Leading up to the American Revolution, one of the colonists’ chief complaints about the British Empire was that it imposed “taxation without representation”—a slogan that Washington, D.C. has since adopted as its unofficial motto.
In 2000, D.C. started printing “Taxation Without Representation” on all of the city’s standard license plates, and in 2016, the city updated it to “End Taxation Without Representation.” The license plates reference the fact that D.C. residents pay federal taxes without having any voting representatives in the U.S. Congress, and they’re part of a long history of D.C.’s fight for the same voting rights and self-governance as the 50 states.
After Reconstruction, Congress Abolishes D.C.’s Government
Washington, D.C. is the ancestral home of the Nacotchtank people, also known as Anacostans. After British colonists drove them out of their land, it became part of Maryland and Virginia. In 1790, both of these states ceded the territory to establish the District of Columbia as the capital of the United States. At the time there were about 3,000 people living in D.C.—too few to become a state—and white men who owned property in D.C. continued to vote in either Maryland or Virginia as they had before.
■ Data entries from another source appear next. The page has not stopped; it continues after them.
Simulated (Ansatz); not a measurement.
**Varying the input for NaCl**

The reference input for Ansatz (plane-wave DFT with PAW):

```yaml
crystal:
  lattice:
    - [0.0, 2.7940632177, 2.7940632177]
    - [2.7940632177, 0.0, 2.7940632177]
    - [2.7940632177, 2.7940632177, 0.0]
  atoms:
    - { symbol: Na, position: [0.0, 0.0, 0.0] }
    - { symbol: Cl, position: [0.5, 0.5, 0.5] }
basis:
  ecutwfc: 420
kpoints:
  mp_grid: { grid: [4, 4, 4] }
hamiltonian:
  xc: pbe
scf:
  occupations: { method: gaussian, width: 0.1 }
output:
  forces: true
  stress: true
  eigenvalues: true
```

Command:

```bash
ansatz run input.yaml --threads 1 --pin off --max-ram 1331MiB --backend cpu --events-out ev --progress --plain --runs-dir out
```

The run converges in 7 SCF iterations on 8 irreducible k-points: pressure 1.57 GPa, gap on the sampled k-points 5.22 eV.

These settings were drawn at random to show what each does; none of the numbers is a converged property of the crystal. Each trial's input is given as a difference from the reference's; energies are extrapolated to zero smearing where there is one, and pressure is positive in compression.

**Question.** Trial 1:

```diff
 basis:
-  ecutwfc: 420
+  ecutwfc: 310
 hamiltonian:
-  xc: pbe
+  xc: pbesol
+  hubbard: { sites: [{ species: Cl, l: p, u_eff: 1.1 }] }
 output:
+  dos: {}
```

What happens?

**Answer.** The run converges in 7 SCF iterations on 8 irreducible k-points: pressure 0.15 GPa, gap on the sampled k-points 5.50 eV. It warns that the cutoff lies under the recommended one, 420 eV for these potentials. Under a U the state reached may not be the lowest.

The U.S. Constitution (Article 1, Section 8, Clause 17) instructed that the seat of government be a “District (not exceeding ten miles square)” over which Congress would “exercise exclusive legislation.” James Madison spelled out the reason for the arrangement, explaining that maintaining an isolated district would prevent any state from holding too much power by being home to the national government.
Starting in the early 19th century, Congress established a series of different government models that allowed voters to elect some local leaders while stripping them of their previously-held right to vote for president or elect voting members of Congress. Then in the 1870s, Congress stripped D.C. of its local representation too.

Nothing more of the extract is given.